Last night’s dinner was an odd sort of fusion of flavors that ended up working very well together. It all started out with a bagful of greens from the community garden. I had been told they were collard greens, but didn’t get a good look at them until I got home, and was surprised to see that the leaves had lobes almost reminiscent of some varieties of kale, with a similarly mild bitter flavor and a very tender texture. Maybe some folks in the know can weigh in on what sort of greens these actually are, because I was torn.
I decided to cook them like collards at any rate, braised slowly with bacon, onions, chicken stock, honey and cider vinegar. To play off these flavors, I knew I was going to be roasting fingerling potatoes with fresh herbs and braising some chicken, preferably with apples and cream, for an autumn-inspired fricassee, but without warning my Southern-French dinner took an Asian turn. Shallots and tarragon morphed into shallots, garlic and ginger with sweet curry powder, a more complex flavor that played off both the tender apples and sweet-tart-savory greens. And although the crisp-creamy texture of those roasted fingerlings would have been at home on virtually any plate, they were delicious sopped through the curried gravy.
Curried Chicken-Apple Fricassee with Salt-Roasted Fingerlings
2-4 chicken pieces, preferably skin-on and bone-in (I used two skin-on, boneless chicken breasts)
2 small shallots, minced
2 tsp fresh ginger, minced
2 garlic cloves, minced
1/2 C white wine
1/4 tsp dried lemongrass
1 tsp sweet curry powder
1 C chicken stock, preferably homemade
1/2 C heavy cream
2 small tart apples, peeled, cored and sliced into eighths
Salt-Roasted Fingerling Potatoes (recipe below)
Heat a large saute pan over medium high heat and add the chicken, skin-side down (if using skinless pieces, add some oil first); sear until the skin is nicely browned and much of the fat has rendered out. Turn and sear on the other side until golden, then remove to a plate and pour off all but 1-2 tablespoons of fat. Reduce the heat to medium and sauté the shallots, ginger and garlic until fragrant. (I used some of my sake-preserved ginger for this recipe and it worked beautifully—already peeled and sliced, it was faster to mince than fresh and tasted just as good. I will be storing my ginger this way from now on.)
Add the white wine, lemongrass and curry powder to the saute pan and simmer briskly until it has virtually all boiled off and only a paste remains. Immediately add the chicken stock and heavy cream, and stir to combine; return the chicken to the pot, skin-side up. Reduce heat to bring the mixture to a slow simmer, cover, and cook for 15-20 minutes, until just cooked through (bone-in pieces may take a few minutes longer). Remove the lid, add the apple slices around the chicken, and turn up the heat to medium high, enough to get a hard simmer. Cook for several more minutes, until the apples are tender and the sauce has thickened and reduced to a gravy-like consistency. Taste and add salt and pepper if necessary.
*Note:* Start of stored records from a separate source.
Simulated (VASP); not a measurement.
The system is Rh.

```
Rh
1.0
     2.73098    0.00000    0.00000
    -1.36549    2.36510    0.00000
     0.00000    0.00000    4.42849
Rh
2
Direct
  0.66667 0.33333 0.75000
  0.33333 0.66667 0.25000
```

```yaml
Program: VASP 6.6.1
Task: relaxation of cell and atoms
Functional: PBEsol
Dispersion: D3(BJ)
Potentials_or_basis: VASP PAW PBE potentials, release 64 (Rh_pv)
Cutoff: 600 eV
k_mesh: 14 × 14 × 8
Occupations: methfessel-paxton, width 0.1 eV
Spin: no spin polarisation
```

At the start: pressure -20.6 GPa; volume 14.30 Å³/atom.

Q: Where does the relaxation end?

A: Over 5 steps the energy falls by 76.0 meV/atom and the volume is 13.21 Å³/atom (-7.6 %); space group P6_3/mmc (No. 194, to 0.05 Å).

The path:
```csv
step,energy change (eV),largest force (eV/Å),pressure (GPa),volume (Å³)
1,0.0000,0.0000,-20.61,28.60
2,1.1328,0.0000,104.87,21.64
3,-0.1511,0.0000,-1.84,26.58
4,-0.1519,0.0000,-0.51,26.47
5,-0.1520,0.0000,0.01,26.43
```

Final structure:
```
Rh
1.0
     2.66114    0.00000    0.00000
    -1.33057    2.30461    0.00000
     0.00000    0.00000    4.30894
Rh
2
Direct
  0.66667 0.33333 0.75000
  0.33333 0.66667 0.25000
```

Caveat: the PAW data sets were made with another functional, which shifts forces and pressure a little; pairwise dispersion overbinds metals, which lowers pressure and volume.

Source: Freely adapted from Epicurious.
Salt-Roasted Fingerling Potatoes
1 lb fingerling potatoes, scrubbed but whole
1/4 C olive oil
1 tsp kosher salt
Freshly ground pepper, to taste
1 T fresh herbs, finely chopped (any combination)
Preheat the oven to 450F. Bring 4 quarts of water to a boil, and cook potatoes for 10 minutes (15 minutes if very large). Drain and plunge into a bowl of ice water. Drain the potatoes in a strainer.
Meanwhile, combine olive oil, salt, pepper and herbs in a small bowl. Pour over the potatoes in the strainer and simultaneously toss with your other hand until they are evenly coated with the oil mixture; any excess will drain out under the strainer, so keep it in the sink or put another bowl underneath to catch it. Some of the seasonings will remain with the excess oil.
Place potatoes into a shallow roasting pan sufficiently large to accommodate them in one layer. Roast in the preheated oven for 10-15 minutes until the potatoes have crisp skin with some browned spots and offer minimal resistance to a knife.